Brian McBride: When the Detail Lost its Freedom
kranky

Borne out of the turmoil of a divorce and a Chicago-to-LA move, When the Detail Lost its Freedom finds Stars of the Lid member Brian McBride transmuting personal angst into gloriously elegiac music. With its hypnotic streams of muffled tones, piercing strings, and delicate piano adornments, the haunting “Overture (for Other Halfs)” sets the bar almost impossibly high at the outset, but the subsequent eleven meditations maintain a similar elegant poise.

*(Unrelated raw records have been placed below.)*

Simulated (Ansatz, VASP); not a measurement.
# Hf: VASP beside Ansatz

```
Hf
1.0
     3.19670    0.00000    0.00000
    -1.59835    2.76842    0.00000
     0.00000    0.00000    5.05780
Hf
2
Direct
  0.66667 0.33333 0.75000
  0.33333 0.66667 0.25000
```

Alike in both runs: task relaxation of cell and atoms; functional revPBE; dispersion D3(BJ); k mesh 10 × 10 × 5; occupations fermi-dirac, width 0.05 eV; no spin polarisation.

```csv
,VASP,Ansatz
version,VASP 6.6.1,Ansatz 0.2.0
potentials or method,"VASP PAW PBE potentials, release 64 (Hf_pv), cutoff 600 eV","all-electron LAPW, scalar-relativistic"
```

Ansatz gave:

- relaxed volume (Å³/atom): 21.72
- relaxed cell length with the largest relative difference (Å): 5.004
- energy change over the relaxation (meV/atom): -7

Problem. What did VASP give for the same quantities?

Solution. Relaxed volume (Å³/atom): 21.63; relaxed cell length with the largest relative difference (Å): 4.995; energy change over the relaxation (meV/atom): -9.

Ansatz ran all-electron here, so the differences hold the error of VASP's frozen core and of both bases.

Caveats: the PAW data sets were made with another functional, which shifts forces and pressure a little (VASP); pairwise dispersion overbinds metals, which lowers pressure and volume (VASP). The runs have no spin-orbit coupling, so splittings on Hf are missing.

Song titles alone convey the music's mood (“A Gathering to Lead Me When You're Gone” is as sombre as one might expect, while the windswept ambiance and hushed vocals of “Our Last Moment in Song” strongly recall mid-‘90s Labradford). “Retenir” includes violin playing by Eden Batki (aka the Inland Empire Symphony Quartet), though her string sound, much like the album's other instruments, loses some degree of individuating character via processing (throughout When the Detail Lost its Freedom, violins resemble guitars and guitars turn piano-like as instruments blur into collective pools of abstract tones), while the guitar shadings of Mike Linnen and Cheri Keating's wordless singing augment the funereal horn dirge “The Guilt of Uncomplicated Thoughts.” Elsewhere, faint outdoor sounds seemingly drift through the shadows of “I Will” alongside the ebb and flow of guitar streams before “Latent Sonatas (for Ebo)” brings the hour-long collection to a stately close.

It's an absolutely beautiful collection, with McBride's material distinguished in numerous ways. Note, for example, his restrained handling of silence in “Overture (for Other Halfs)” where notes reverberantly trail off into pregant pauses—how welcome (and rare) it is to hear space incorporated so effectively.